Rule 5b-3 permits funds, for purposes of meeting the diversification requirements in Section 5 (b)(1) and the limitation on investments in broker-dealers in Section 12(d)(3) of the Investment Company Act, to treat the acquisition of a repurchase agreement as an acquisition of the securities collateralizing that agreement if the obligation of the seller to repurchase the securities “collateralized fully.” Under current Rule 5b-3, a repurchase agreement is “collateralized fully” for funds other than money market funds [2] if, among other things, the collateral consists only of (i) cash items, (ii) U.S. government securities, (iii) securities that at the time the repurchase agreement is entered into are rated in the highest ratings category by the “requisite NRSROs,” or (iv) unrated securities that are of comparable quality to securities rated in the highest rating categories by the requisite NRSROs (as determined by the fund’s board or its delegate).

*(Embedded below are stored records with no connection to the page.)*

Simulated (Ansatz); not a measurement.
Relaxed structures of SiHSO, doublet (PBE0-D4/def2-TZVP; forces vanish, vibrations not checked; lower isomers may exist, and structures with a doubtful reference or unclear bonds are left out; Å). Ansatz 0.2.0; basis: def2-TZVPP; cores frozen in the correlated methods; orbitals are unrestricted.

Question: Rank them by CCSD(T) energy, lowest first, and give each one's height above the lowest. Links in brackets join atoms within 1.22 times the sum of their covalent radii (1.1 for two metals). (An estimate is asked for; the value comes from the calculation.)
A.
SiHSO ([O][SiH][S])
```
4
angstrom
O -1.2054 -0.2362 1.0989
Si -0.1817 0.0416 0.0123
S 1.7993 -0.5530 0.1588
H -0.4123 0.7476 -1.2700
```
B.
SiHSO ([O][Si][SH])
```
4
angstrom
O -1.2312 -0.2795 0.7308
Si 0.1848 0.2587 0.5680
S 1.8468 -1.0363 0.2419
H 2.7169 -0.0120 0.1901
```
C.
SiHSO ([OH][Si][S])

Amended Rule 5b-3 eliminates the requirement that collateral other than cash or government securities be rated in the highest category by the requisite NRSROs or be of comparable quality. In place of that requirement, the amended Rule requires that collateral other than cash or government securities consist of securities that the fund’s board of directors (or delegate) determines at the time the repurchase agreement is entered into (i) are issued by an issuer that has an “exceptionally strong capacity” to meet its financial obligations on the collateral, and (ii) are sufficiently liquid that they can be sold by the fund at approximately their carrying value in the ordinary course of business within seven calendar days.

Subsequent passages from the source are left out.